The memory of the book's content, which sparked massive controversy in Germany for what many called its anti-immigrant sentiments, was apparently still fresh in the minds of some residents of the district, known for its high concentration of Muslim immigrants.

Accompanied by Turkish-German journalist Güner Balci, Sarrazin took a tour of the district, stopping by a Turkish market where he wrote in Die Welt he was yelled at by an "angry man in his fifties" whom he dubbed "the squaller," before a group of other "politically correct" market patrons joined in, calling him a racist until he and the camera team left.

The show's camera team then followed Sarrazin to the popular Turkish restaurant Hasir, where they had planned a talk with co-owner Ahmet Aygün, who runs a number of successful restaurants across the city with his five brothers. But before they reached the eatery, a "well-dressed" couple of "obviously Turkish decent" began shouting at him, he wrote. The woman, who "seemed intellectual in a somewhat anemic way," called him a "racist," and the man called for him to leave Kreuzberg, Sarrazin reported.

'Like Beaten Dogs'

"A rational discussion was impossible," he added.

The couple's outrage at Sarrazin's entry into the restaurant drew such a crowd that the management apparently became uncomfortable. "We Turks are usually very hospitable, but I don't think I can serve you," one of the managers reportedly said.

Sarrazin and the television crew left the restaurant "like beaten dogs," Sarrazin wrote. "Under pressure, the loyalty of this successful German-Turkish businessman belongs more to the rioters of his own ethnic group that to his German guest," he added.

On Monday, manager Mehmet Özkan told the mass-circulation tabloid Bild that the situation became "too hot" and that he had asked Sarrazin to leave. "I didn't want rumors in Kreuzberg that he eats in our restaurant," he told the paper. A crowd reportedly also blocked the TV crew from entering a center for the Turkish Alevi community.

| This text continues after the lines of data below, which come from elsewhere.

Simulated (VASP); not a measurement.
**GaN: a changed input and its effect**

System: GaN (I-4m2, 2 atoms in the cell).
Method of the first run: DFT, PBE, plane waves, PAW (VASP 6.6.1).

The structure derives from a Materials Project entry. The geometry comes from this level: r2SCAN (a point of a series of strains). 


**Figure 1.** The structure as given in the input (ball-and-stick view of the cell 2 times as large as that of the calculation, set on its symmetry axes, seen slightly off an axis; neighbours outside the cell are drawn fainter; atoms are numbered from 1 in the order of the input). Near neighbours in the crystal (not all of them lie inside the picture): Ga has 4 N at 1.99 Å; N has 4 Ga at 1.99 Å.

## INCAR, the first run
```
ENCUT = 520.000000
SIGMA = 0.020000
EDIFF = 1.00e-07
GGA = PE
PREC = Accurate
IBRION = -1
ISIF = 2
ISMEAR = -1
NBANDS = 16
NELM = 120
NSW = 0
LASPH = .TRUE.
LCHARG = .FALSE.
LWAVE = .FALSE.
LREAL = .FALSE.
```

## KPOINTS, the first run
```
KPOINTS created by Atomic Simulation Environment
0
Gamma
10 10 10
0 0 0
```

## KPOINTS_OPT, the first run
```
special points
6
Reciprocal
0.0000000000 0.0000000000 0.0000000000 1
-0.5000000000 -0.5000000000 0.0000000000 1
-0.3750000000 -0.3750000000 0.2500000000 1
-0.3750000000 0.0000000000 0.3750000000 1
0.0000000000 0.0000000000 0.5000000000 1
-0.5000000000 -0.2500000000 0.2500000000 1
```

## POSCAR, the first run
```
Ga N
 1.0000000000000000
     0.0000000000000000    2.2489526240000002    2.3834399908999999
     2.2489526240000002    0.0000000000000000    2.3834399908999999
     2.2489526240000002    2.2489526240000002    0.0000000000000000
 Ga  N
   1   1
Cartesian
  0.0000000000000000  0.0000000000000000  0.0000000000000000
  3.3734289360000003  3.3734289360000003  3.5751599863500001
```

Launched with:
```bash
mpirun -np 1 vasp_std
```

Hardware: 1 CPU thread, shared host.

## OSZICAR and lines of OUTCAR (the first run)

The reaction of the crowds to Sarrazin's presence highlights how unpopular his book has been within Germany's immigrant community. Details include his theories on integration and heredity, which claim that Muslims have a deficient level of education compared to ethnic Germans and that intelligence is largely hereditary. The result, he wrote, is that all of German society is becoming dumber, particularly because Muslim immigrants in the country have higher birthrates.

'Woe Betide Us'

Politicians and immigrant groups around the country condemned his positions as intolerant and racist when the book was released last August, and Sarrazin was forced to give up his post on the board of the Bundesbank. He was also nearly kicked out of the center-left Social Democratic Party , which backed down after he made a formal apology.


Still, the 66-year-old was surprised and outraged by the Kreuzberg reception, writing that while his statistical and analytical claims were subject to debate, critics had likely not read his book.

The "tendency of representatives of Muslim immigrants to take offence to uncomfortable truths" is part of the "Oriental mentality and deeply anchored in Islamic belief," Turkish-German feminist and social scientist Necla Kelek told him last year, he wrote in Die Welt.

"A merit-worthy former Berlin senator, who is guilty of nothing more than writing a book with unwelcome numbers and analysis, is literally mobbed out of a central Berlin district that calls itself the spearhead of German integration," Sarrazin wrote. "Woe betide us if, as many hope, the conditions in Kreuzberg are the workshop for future Germany."